Join our community of smart investors

Remortgaging is the new stockpicking

More than a million homeowners will need a new mortgage this year, but navigating the market is more complicated than ever
January 18, 2024

The UK will need 1.5mn more investing, economics and interest rate experts this year. That’s how many fixed-rate mortgage deals are going to expire in 2024, with a sharp rise in interest rates expected for most. Mortgage deals have become slightly cheaper in the past few weeks, in line with expectations that base rates will fall later this year. But it is this trend that makes decisions even harder than they were before.

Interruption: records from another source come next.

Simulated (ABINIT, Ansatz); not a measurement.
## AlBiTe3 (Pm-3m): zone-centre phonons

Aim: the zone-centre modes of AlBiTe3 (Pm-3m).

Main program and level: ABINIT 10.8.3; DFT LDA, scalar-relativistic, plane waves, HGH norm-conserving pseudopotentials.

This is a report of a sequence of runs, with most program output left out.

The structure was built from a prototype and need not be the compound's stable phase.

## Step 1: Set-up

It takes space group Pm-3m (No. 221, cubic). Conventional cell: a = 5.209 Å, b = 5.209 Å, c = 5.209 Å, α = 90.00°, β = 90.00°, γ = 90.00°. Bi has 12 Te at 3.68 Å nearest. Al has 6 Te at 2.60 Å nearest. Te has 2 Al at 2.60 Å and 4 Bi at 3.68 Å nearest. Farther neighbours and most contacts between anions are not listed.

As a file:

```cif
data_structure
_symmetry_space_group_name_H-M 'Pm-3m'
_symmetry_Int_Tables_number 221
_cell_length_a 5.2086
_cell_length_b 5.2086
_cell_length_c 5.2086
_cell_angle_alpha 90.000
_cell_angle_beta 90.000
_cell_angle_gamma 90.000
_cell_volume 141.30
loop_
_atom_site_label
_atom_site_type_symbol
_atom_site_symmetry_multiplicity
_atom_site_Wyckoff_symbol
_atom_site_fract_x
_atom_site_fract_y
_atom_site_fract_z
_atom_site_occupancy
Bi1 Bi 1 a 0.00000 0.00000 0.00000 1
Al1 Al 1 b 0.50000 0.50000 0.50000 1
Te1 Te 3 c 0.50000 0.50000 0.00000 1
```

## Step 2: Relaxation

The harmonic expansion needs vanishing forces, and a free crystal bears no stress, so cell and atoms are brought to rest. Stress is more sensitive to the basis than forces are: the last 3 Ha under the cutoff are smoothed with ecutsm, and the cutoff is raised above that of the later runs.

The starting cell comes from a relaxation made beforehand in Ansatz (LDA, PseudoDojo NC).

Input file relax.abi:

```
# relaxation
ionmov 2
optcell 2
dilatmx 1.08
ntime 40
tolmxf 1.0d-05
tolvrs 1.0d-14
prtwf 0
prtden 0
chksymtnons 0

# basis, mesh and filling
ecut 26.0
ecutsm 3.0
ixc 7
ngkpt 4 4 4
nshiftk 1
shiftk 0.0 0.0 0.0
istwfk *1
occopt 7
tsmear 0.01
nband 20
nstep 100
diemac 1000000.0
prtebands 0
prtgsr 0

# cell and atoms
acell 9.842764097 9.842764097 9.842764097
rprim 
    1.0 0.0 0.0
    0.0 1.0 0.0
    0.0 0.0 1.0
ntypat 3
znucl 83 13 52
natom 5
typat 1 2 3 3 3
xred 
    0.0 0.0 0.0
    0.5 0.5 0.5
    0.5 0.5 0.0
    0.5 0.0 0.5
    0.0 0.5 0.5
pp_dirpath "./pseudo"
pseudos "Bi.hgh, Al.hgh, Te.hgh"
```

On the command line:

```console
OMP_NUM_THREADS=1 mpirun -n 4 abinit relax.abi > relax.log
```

Yes, financially speaking, those who were forced to remortgage at rates above 5 per cent and even 6 per cent have been hardest hit. But the decision-making process itself was relatively straightforward: their task was to simply find the best rate and lock it in as soon as they could.

Now deals are getting cheaper, but homeowners have a harder time deciding what will happen next. Even the market minutiae now matter. For example, in December there was much consternation among mortgage brokers as to why Halifax, the country’s largest lender, was not cutting rates along with rivals.

Some experts have suggested this is because Halifax is a lender that does not offer mortgage terms from the point of completion but from the point of application. On top of this, it only transfers products on the 1st of every month, and so had a significant amount of customers refinancing at the end of December. After transferring its existing book onto new (more expensive) deals, the bank duly cut rates on 2 January. 

The wider point is that implications of delaying decisions could now be either positive or negative.

For instance, borrowers with a deal expiring on 31 December last year would have expected to lock into a two-year fix costing around 5.6 per cent. If they were remortgaging a £300,000 loan for two decades, they would have paid around £2,330 per month. Had they waited until 2 January, the same terms would come with a rate of 4.72 per cent, saving them roughly £180 per month, or £4,320 over two years.

The problem here is their deal expired in December, meaning they would have been pushed onto a standard variable rate (SVR) for January, around 3 percentage points above the base rate, and would have paid £2,700 in January before locking in the cheaper deal. Still, even with that factored in, they would have saved £3,950 over two years.

Most would never assume a month on a SVR is sensible with the base rate at 5.25 per cent, and that would be a fair thought. It’s also very unlikely a broker would recommend this, as it would be based on a hunch that deals will get cheaper, of which there’s no guarantee. If investors start rowing back on their expectations of base rate cuts, mortgage rates could conceivably creep up once again.

People’s incomes, their ability to afford their standard of living – in essence to fuel the economy – are now at the whim of the market. One wrong move costs hundreds of pounds a month, and one right move, even by accident, can save thousands.

Homeowners can no longer be passive. In a fluctuating market, knowledge is more important. Some of this is due diligence akin to that used when picking a stock or fund: knowing a lender's inner workings can pay big. But forecasting the future path of interest rates is a much harder, or even foolhardy, pursuit. The principles of active investing can now be applied to borrowing decisions, but making big macro calls is difficult in either case.